I've spent the last week or two working on a script to create instant LoadLeveler reservations, even in situations where resource shortages would normally prevent them from being created. In the process, I've uncovered a couple of LoadLeveler gotchas.
I've found that a job that starts and finds that it cannot write to its stdout or stderr files will go into user hold. Unless the initial directory is set with "# @ initialdir
", then the initial directory is the current working directory of the llsubmit
used to submit the job. If the directory is not writable by the job owner and the error and output paths are not explicitly routed to another directory, the job will not start to run.
This unpleasant fact caused us much worry when we discovered that jobs submitted using a script — a script that resided in a directory that was owned by a user other than the one submitting the job — went into user hold when submitted interactively; while near-identical jobs submitted as part of a job chain from a running batch job, whose working directory was set to $HOME
ran flawlessly.
Also, if an existing job is cancelled to make room for a new reservation, it takes a few seconds to release its resources. Once the resources are released, the next idle job will jump into the gap unless the scheduling temporarily paused causing the attempt to create a new reservation to fail. If the scheduling is paused by draining the schedulers, no new work will be started and, and here's the real gotcha, now new jobs will be accepted for submission into the batch system, until the schedulers are resumed.

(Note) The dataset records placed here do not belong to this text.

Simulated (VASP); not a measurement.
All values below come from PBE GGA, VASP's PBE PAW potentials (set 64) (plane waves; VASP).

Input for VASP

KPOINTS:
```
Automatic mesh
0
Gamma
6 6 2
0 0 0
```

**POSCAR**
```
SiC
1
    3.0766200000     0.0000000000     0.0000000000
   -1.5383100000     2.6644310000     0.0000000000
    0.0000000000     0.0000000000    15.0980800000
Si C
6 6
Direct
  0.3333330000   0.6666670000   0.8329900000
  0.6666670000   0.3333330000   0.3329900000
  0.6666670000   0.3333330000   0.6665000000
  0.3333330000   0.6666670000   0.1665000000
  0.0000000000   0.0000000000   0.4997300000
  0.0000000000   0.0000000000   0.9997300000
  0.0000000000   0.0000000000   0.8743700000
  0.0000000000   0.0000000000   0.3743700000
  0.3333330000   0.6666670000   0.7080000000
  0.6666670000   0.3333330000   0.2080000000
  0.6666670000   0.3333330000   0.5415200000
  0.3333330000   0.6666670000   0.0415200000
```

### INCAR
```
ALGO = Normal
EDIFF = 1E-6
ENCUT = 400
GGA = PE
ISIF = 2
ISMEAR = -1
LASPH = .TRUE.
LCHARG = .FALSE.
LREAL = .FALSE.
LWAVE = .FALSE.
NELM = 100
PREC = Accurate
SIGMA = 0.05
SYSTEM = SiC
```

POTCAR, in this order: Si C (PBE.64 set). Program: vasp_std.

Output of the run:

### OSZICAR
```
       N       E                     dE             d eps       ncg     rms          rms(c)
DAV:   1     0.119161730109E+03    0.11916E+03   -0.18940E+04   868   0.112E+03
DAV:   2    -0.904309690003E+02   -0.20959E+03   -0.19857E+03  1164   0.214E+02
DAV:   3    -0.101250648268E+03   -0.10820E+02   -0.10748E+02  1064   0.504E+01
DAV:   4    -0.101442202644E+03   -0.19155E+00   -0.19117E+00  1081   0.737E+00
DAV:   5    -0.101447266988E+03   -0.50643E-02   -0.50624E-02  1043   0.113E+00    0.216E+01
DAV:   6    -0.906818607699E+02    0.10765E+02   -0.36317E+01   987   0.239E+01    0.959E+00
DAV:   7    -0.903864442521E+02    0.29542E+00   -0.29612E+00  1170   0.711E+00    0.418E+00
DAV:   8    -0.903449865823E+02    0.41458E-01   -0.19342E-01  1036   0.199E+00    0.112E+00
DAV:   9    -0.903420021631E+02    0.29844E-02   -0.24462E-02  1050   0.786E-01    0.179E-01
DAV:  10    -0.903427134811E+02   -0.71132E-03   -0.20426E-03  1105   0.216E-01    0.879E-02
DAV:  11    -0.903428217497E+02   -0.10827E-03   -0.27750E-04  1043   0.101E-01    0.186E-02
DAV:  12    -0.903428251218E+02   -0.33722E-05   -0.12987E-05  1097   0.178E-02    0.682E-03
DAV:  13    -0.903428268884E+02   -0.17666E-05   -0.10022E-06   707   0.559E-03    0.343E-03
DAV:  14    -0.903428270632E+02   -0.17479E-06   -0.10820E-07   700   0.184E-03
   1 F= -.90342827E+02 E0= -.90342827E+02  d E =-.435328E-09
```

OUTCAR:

There may be a solution to this dilemma. Perhaps, if all jobs are allocated floating resources at submit time, the resource limit could be reduced slightly prior to the attempt to create the reservation in order to stop any new jobs from starting. Then, once the reservation has grabbed the newly released jobs, the limit could be brought back up to allow normal work to continue to schedule.
Still, these minor problems aside, it looks as though I might be on course to have something flawed but functional working by the end of the week — which precisely matches my initial estimate that it would take two weeks to get sorted out.